Hydroponics and new, high-tech urban agricultural techniques are now growing fresh food in the middle of Manhattan and other large metropolitan centers globally. People are catching onto the taste and business opportunities of urban agriculture: find it growing in Middle Eastern cities such as Cairo, Egypt too!
Urban farming in midwestern American cities like Chicago has had its limitations due to adverse winter weather conditions at least 9 months a year. New indoor farming techniques use vertical farming, special indoor LED lighting and hydroponic systems that pump soybean and kelp-infused water through a temperature and humidity-controlled system, nearly 24 hours a day, 365 days a year.

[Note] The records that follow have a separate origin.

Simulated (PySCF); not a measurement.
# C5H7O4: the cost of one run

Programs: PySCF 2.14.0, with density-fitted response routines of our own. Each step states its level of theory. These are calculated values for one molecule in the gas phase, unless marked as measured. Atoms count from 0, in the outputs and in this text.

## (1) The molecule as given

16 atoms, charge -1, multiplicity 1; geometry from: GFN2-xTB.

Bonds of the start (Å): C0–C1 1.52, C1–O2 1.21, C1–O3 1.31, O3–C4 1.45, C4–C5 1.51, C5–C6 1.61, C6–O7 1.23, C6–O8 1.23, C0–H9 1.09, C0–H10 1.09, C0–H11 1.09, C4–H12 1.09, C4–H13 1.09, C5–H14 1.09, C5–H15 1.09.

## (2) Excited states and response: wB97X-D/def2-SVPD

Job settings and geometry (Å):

This unique hydroponic farming system is at Bedford Park, about 15 miles (25 km) southwest of Chicago. The Bedford Park project, being carried out by a company known as Farmed Here is housed in a 90,000 square foot warehouse. The project produces a number of green vegetables and herbs; including basil, baby greens, broccoli, and kale.
Farmed Here is just one of more than 821 agricultural projects found under the Chicago Urban Center Agriculture Mapping Project that includes anything from small private urban projects to multi-acre urban agricultural farms.
Farmed Here’s CEO Nate Laurel, a venture capital investor in his own right, put $13 million into the project that has a combined investment of more than $50 million USD. He says that this investment is worthwhile, considering the demand for fresh vegetable produce in the Chicago metro area alone.
“The greens market for Chicago alone is $400 million dollars,” he says. “Given the market is so big, it’s so top of mind for people to know where their food came from and how it was grown”, he adds.
Urban faming projects have also gone big-time by a rival company, Brooklyn based Gotham Greens, which opened a 75,000 sq. ft. rooftop farm in Chicago’s Pullman Park quarter in November 2015. In contrast to the LED lighting used by Farmed Here, the Gotham Greens project also uses natural sunlight, that is absorbed through a translucent roof. This idea is more in line with the traditional greenhouse lighting idea.
Dallas, Texas is also getting into the urban farming business: it has opened the office for Flux Farm, Inc., a company (founded and co-owned by Green Prophet’s Karin Kloosterman) to bring space-age artificial intelligence to predict and optimize the growth of plants in controlled environment growing. This company aims to connect urban farms everywhere for data, community and eventually selling produce grown. The company is piloting its technology at an urban indoor hydroponics park in Massachusetts.
The idea of urban farming has also been promoted by Michelle Obama, wife of US President Barack Obama, and who also hails from Chicago. The First Lady launched an urban gardening project in a section of the White House grounds in the Spring of 2012. Her urban gardening project has given her the title of First Lady of Urban Gardens.